THE story of Tom Brown, the hero subpostmaster from north Durham who fought off armed robbers and was wrongly accused of stealing £85,000 by the Post Office, is heartbreaking.

He died before Christmas without seeing this year’s indignation, without being exonerated and without being compensated for being driven into bankruptcy – although we are never going to be able to compensate people adequately for their lost decades. However much money they are given, those years can never be reinstated.

The Northern Echo reported fully on his case in 2017, which his MP, Kevan Jones, has been fighting since 2010. Mr Jones should be congratulated for his steadfastness and there are also Conservative MPs who have also been diligently banging their heads against the Post Office’s wall of obfuscation and deception – viewers of the excellent ITV series will know the name of Lord James Arbuthnot for one.

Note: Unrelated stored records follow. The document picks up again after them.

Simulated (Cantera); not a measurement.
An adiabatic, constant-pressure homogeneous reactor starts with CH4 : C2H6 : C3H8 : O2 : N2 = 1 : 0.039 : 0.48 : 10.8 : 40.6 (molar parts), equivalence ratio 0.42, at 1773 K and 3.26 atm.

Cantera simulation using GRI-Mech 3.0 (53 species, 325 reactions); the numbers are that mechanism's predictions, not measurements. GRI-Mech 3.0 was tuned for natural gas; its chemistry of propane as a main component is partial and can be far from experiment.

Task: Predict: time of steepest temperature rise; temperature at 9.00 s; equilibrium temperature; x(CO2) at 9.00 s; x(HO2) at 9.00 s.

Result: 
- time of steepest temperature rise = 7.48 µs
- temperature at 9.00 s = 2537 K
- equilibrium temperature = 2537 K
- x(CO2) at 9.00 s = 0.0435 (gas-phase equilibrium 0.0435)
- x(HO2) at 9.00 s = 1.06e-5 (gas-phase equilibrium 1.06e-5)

We also think the current government is right to rush through a law exonerating the subpostmasters. Yes, there is something a little unsettling about Parliament interfering with the independence of the judiciary, but this is such an unprecedented case. Yes, there is also a chance that some postmasters who were guilty of fraud may be exonerated – but the Post Office built a case against them that was itself fraudulent as it was based on evidence from a dodgy computer system.

All subpostmasters should have the slate clean. They should go back to being innocent until proven guilty.

Each day, though, brings more questions for Post Office managers: which one of them thought it right to give bonuses to the investigators for a successful prosecution of a subpostmaster. However was that going to lead to a fair investigation into fellow workers like Tom Brown, who deserved to be respected rather than bullied? We sincerely hope he is now resting in peace.